I’ve noticed a dull blade in my technique. I don’t feel like I drive up & through with my legs. I’m just rethinking about a recent attempt on a sport route that required an almost dead-point like move from two ok-ish handholds and only one small foothold
Does anyone have any drills for improving on this? It feels like a boulder style move, but most indoor boulder setting is very “comp style”
Should i just find replicas on indoor walls? If anyone has any drills, I’d really appreciate hearing about them
Kris - I heard you developed a drill basically where you train using your feet through the entire range of foot positions. Essentially you can be standing on it flat footed with all of your weight on it or conversely a high foot on a small foothold, and the drill basically teaches you how to apply pressure to your feet on that entire range of foot positions. Sorry, kinda hard to explain well. IIRC you were working with a 5.14 climber, so the guy was no slouch with footwork obviously, and he said he benefited greatly from it. Does this sound familiar? Is this something covered in the ebook? I think I have the same “dull blade” as OP.

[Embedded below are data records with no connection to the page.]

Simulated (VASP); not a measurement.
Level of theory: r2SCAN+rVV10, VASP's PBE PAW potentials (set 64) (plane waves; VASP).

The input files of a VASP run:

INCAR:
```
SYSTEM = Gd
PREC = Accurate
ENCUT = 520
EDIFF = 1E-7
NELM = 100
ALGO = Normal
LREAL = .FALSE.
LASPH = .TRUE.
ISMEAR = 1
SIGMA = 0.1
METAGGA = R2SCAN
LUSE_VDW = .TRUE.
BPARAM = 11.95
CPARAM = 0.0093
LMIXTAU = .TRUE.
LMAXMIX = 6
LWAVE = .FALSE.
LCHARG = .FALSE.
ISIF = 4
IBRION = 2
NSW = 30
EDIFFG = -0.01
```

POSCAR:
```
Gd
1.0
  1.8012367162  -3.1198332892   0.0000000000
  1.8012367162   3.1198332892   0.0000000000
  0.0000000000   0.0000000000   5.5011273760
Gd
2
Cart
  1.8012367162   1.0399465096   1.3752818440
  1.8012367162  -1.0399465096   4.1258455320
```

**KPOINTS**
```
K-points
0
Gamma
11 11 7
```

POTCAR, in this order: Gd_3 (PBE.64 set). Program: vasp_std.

Thank you! I found some more notes on it (not just going off memory) so it sounds like you would practice by toeing in on a flat edge on a high step and practice maintaining tension all the way through until you are completely standing on your foot. Basically it was practicing different ways to create tension with the lower body. It sounds like maybe it was a client specific drill. Regardless, I think this ebook sounds perfect, and I’ll be getting it. Thank you!
I think the drill you’re thinking of is “False starts”, and it was Taylor Frohmiller that @Kris was working with. Taylor was a 5.14 climber who was great with momentum, but if he couldn’t generate momentum to initiate a move he would get frozen on the spot and couldn’t do even slightly powerful moves.